Mar 28, 2021, 4:00 PM EDT

Online event

About the Event

Géza Jeszenszky is a retired professor of history at Corvinus University of Budapest, as well a politician and diplomat. Instrumental in the transition of Hungary into a democracy in 1989, he served as Minister of Foreign Affairs in the first freely elected government (1990-94) after the fall of communism. From 1998 to 2002 he served as the Hungarian ambassador to the United and States and to Norway and Iceland from 2011 to 2014.

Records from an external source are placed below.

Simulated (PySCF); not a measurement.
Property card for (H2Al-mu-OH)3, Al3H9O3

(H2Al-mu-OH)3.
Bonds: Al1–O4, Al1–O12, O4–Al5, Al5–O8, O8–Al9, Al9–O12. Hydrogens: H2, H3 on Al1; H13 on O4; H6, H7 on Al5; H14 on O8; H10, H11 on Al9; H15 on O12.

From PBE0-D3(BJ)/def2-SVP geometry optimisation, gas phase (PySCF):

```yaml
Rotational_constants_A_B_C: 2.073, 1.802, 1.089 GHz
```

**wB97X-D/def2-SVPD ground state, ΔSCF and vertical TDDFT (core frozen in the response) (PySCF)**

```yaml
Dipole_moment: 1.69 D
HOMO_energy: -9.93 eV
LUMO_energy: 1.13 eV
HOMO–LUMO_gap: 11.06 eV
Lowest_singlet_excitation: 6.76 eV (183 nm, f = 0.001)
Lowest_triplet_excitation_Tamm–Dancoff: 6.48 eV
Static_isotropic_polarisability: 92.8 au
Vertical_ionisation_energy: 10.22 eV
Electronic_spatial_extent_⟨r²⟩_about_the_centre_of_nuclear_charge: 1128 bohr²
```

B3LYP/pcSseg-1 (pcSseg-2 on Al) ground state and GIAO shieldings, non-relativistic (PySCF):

He was visiting professor at the University of California, Santa Barbara, as well as the University of Michigan, Ann Arbor, in Warsaw, Poland, and in Cluj/Kolozsvár in Romania. He is the author of a large number of scholarly publications. He is the author of Post-Communist Europe and Its National/Ethnic Problems (Budapest, 2009) and served as editor and contributor of July 1944: Deportation of the Jews of Budapest Foiled (Helena History Press, 2017) His memoir and analysis of Hungary’s relations with its neighbors during the years of the regime change (in Hungarian) was published in 2016. This present work is a translation of his highly regarded history of the changing of view of Hungary in Great Britain 1894-1918. (Az Elveszett Préztizs) and has recently been revised and updated by the author for the anglophone reader.

Lost Prestige

This book is not about how present-day Hungary has recently lost so much of the prestige it won with its heroic uprising in 1956 and its role in the fall of the communist satellites in 1989. Rather, it is the story of the formation of Hungary’s image abroad before and during World War I. That contributed to the exceptionally harsh terms the 1920 Trianon Peace Treaty meted out to Hungary: the historic kingdom was reduced to one third of its territory and population, leaving 3.5 million Hungarians outside the new borders. Despite the constant discrimination the Hungarian minorities have faced in most of Hungary’s neighbours in language use, education and administration, today they number about 2.5 million and they want to enjoy all the rights international law recommends and local self-government would provide.

Géza Jeszenszky chronicles how the very favourable reputation of Hungary and the Hungarians, established in their 1848–49 war for a liberal constitution and independence from Habsburg absolutism, was seriously damaged in the decade preceding the First World War. He shows its causes: the internal political crisis in 1904–06 undermined the notion that Hungary was a stabilizing and liberalizing factor in the Habsburg Monarchy; the almost daily London Timesreports by its extremely well-informed correspondent, H.W. Steed, exposed the short-sighted social and electoral policies of Hungary’s political elite; and increasing awareness of the unfair treatment of the non-Hungarian national minorities, as revealed (with bias and exaggeration) by the political writer R.W. Seton-Watson. All of which coincided with the ascendancy of progressive social and political reforms in Britain, in the light of which Hungary appeared “backward”. Finally, what counted most, was that despite its strong Anglophile sympathies Hungary found itself among the enemies of Great Britain in the Great War, on the side of Germany, the power which was seen as a threat to the British Empire and its command of the seas.

The relationship between foreign policy and the national image is followed through the chronological account of the metamorphosis of Hungary’s image in Britain. The book also explores the alleged similarities between English and Hungarian society and values. A final chapter describes how succeeding generations of Hungarians of various political stripes reflected on that lost prestige and its role in the making of the national tragedy, the Treaty of Trianon.